May 9, 2017
When it comes to preserving trees in Toronto, homeowners in the leafy Lawrence Park area may have found the key to effective advocacy is simply expert research. Very expensive expert research.
On Tuesday morning at city hall, members of the public came to add their voice to the problem of an archaic storm water drainage systems, sidewalks, and some of the oldest trees in the city.
The city has been working on an environmental assessment (EA) for this area, looking at basement floods and road replacement. After years of consultation with the neighbourhood, city staff brought their finished EA to committee for approval before going to council (and then the province). The first draft put 350 trees at risk to be cut; the final assessment is about 100.

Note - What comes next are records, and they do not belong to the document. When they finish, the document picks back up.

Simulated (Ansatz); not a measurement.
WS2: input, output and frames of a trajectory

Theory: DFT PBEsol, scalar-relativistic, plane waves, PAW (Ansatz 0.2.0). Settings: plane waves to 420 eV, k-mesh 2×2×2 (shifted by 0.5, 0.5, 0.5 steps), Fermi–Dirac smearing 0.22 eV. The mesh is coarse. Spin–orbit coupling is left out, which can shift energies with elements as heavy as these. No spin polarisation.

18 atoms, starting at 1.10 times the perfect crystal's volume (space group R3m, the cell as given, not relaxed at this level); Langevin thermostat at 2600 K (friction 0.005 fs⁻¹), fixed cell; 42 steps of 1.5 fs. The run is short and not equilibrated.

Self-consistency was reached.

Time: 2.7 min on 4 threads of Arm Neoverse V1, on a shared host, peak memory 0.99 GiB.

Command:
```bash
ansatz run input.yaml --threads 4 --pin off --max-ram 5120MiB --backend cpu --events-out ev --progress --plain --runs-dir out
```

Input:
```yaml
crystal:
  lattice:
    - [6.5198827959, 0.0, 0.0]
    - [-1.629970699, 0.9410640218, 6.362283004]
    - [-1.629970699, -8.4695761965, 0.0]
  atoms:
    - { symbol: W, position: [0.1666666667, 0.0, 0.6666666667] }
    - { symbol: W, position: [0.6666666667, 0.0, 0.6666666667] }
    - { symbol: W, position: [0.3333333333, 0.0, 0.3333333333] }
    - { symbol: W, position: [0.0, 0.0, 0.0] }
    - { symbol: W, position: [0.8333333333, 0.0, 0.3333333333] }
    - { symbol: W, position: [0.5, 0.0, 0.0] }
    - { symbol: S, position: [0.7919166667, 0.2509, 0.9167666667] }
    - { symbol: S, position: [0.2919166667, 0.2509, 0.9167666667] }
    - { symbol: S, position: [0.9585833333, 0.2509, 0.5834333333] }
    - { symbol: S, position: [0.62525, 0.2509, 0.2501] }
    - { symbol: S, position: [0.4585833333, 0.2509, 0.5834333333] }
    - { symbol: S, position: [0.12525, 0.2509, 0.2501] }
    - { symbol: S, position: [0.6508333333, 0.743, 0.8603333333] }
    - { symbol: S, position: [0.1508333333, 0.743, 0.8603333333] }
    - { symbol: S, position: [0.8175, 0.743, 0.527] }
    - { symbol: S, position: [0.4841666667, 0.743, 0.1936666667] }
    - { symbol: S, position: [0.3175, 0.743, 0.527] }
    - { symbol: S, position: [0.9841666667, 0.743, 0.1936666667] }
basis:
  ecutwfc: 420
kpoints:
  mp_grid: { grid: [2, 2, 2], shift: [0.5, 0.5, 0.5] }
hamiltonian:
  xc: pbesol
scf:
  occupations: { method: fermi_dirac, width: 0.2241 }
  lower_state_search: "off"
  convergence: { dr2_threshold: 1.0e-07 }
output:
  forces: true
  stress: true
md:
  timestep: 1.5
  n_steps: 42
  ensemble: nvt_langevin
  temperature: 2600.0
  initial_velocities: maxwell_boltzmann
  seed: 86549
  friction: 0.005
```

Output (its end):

Among tree advocates was Phillip Crawley, publisher and CEO of The Globe and Mail, representing the Lawrence Park Ratepayers’ Association. He told the committee his group not only hired an arborist, but spent $10,000 on a poll conducted by Forum Research. “Only three out of 10 respondents approved of the city’s plan, mainly because of the damage to the tree canopy,” Crawley said. “Of course people are concerned about safety and speeding cars. But they believe the city can do better than destroy 100 trees or more, and they can do that by making smart choices about where to put new sidewalks.”
Sidewalk support was strongest in the form of lived experience. Child speakers included Ava, Olivia and Beth, who told the committee they don’t feel safe when they walk to school. A caregiver described her perspective. A homeowner welcomed a path through the middle of his front lawn if it would reduce the chance of a fatal injury resulting from a lack of sidewalk.
Chair of the committee and local Councillor Jaye Robinson supports a sidewalk on one particular street in the area, but doesn’t want to see any trees cut down. “When there’s a will, there’s a way… Honestly, I will be there on the street to try and prevent any tree from coming down,” Robinson said. “It’s unnecessary. We have to find a way to be creative to actually still do the reconstruction but save the trees. They’re part and parcel of what Lawrence Park is.”
Robinson said she thinks an acceptable number of trees to be cut down is between zero and 20. “A lot of these trees are very significant to the neighbourhood.”
Preserving the trees could mean reducing the road width or extending the sidewalk to curve around the edge so the base of the tree isn’t affected. One resident said this kind of obstacle-course type set-up could even slow drivers down.
The city will continue consultation with the neighbourhood into the design phase; what is surely an important process in a neighbourhood with so many differing desires for how they want their local streets to look. After the committee concluded, Barbara Gray, general manager of Transportation Services, explained it as differences of position and approaches.
“In neighbourhoods like this one, there are often a lot of people that like to keep it as more informal — the drainage is informal, the roadway is informal, and then there are some that would like to see it more formalized with sidewalks,” she says. “That cross-section — that’s kind of the debate you’re seeing right now. There’s not a consistent opinion, it’s pretty divided.”
City staff confirmed that 33 similar studies, including this one, have already been completed across the city and 26 are remaining.